Experimental validation
Before implementing your ideas, determine if they will really have the expected effect.
Decision makers want to know if, by implementing their ideas or possible solutions, they will really influence user behavior.
In other words, to determine which is the best decision, they seek to establish the causal relationship between their actions and the results.
For example, if I modify the variable X (cause), will the result Y (effect) change?
To solve this question, some organizations mistakenly simply implement the idea and then measure the changes in the results. The great mistake of this approach is that the observed effect may be due to a series of external circumstances, and not to the variable of interest.
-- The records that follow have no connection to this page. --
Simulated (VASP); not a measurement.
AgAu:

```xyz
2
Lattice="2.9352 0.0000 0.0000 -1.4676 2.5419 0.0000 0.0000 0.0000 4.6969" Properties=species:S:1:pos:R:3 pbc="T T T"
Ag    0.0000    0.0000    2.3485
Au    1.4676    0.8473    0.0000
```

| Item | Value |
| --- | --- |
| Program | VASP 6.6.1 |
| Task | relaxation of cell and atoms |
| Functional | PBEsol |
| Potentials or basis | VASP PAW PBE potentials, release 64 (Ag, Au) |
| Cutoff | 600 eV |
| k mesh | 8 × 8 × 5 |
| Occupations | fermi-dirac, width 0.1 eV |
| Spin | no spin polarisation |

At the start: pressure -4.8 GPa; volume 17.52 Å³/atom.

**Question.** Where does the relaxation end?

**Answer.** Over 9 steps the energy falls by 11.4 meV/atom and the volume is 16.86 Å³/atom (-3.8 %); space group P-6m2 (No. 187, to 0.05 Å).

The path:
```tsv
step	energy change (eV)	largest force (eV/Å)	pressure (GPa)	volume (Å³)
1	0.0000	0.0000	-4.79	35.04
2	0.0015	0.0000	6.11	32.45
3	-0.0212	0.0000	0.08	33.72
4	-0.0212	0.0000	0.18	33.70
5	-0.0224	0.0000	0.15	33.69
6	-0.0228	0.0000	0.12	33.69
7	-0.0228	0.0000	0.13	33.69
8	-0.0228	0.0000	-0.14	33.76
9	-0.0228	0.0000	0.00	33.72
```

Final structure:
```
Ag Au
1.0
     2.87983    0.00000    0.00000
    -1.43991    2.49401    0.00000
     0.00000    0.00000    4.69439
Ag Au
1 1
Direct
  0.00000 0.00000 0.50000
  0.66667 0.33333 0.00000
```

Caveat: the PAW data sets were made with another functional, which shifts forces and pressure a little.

Imagine that your company wants to promote the sales of a product and for this it launches an ambitious advertising campaign. After two months they evaluate the results and notice a 20% growth in sales. Could you say with certainty that the campaign is the cause of this increase?
No.
Due to the fact that there are other factors that may have influenced the result - for example, changes in the marketing mix of the competition, changes in the purchasing power of customers, or the seasonal variation in demand - it is not possible to distinguish with certainty the origin of the change in sales.
The only way to determine with certainty the validity of an idea or solution is through an experiment: a procedure that follows the scientific method to support or reject a hypothesis. There are different types of experiments, but the most effective to determine the cause-effect relationship is known as the Randomized Controlled Trial (or RCT).
Randomized Controlled Trial
A Randomized Controlled Trial makes it possible to accurately reveal the effect of a stimulus or intervention on the indicator of interest, by isolating it from other variables that could also be intervening in the result. It consists of taking a sample of the user population and randomly dividing them into different groups. One of these groups is exposed to a standard stimulus or status quo (control group), while the rest of the groups are exposed to the different variants or treatments that we are interested in testing.
Subsequently, the averages of the results in each group are estimated. The differences between the average of the control group and the treatment groups offer us the effect of the stimulus on the behavior of the users.
However, it is not yet possible to rule out the possibility that the observed effects are the product of chance.
To do this, the p-value is determined by statistical analysis. When this value is less than a threshold established by convention (usually below 5%) we can affirm that the effect is not a coincidence and therefore the intervention worked.
Finally, with that statistical certainty, it is now possible to implement your idea or solution to the entire user population of the organization.
Experimenting to test ideas
Simulating a project that you could carry out with Heurística researchers and statistics specialists.
Imagine that you are responsible for a digital product. Your team recently implemented a feature that has great potential for success. However, so far the results are not as good as you expected: visitors to the web portal explore the functionality but most do not use it.
After conducting an investigation of your users , two possible solution paths emerge. Both alternatives are promising, although you are not sure which to implement. Additionally, you have doubts about the convenience of changing something since this type of modification can be very expensive, both in terms of resources and customer satisfaction.
The optimal way to resolve this trade-off is through a Randomized Controlled Trial. Under this procedure, the first step is to take a sample of your user population, and randomly assign these people to one of the three groups (Figure 1).
The members of the control group interact with the current version of the website. As if nothing had changed. On the other hand, the treatment groups are exposed to each of the possible solution ideas.
Figure 1
In our example, after statistically analyzing the results, we found that the people exposed to idea 2 use the new functionality more than those who see the current version of the platform -in the control group-. Therefore implementing that modification is a good measure.
On the other hand, idea 1 showed a lower performance than the control group, so having implemented it before it was tested would have meant an error, with potentially serious consequences for our business.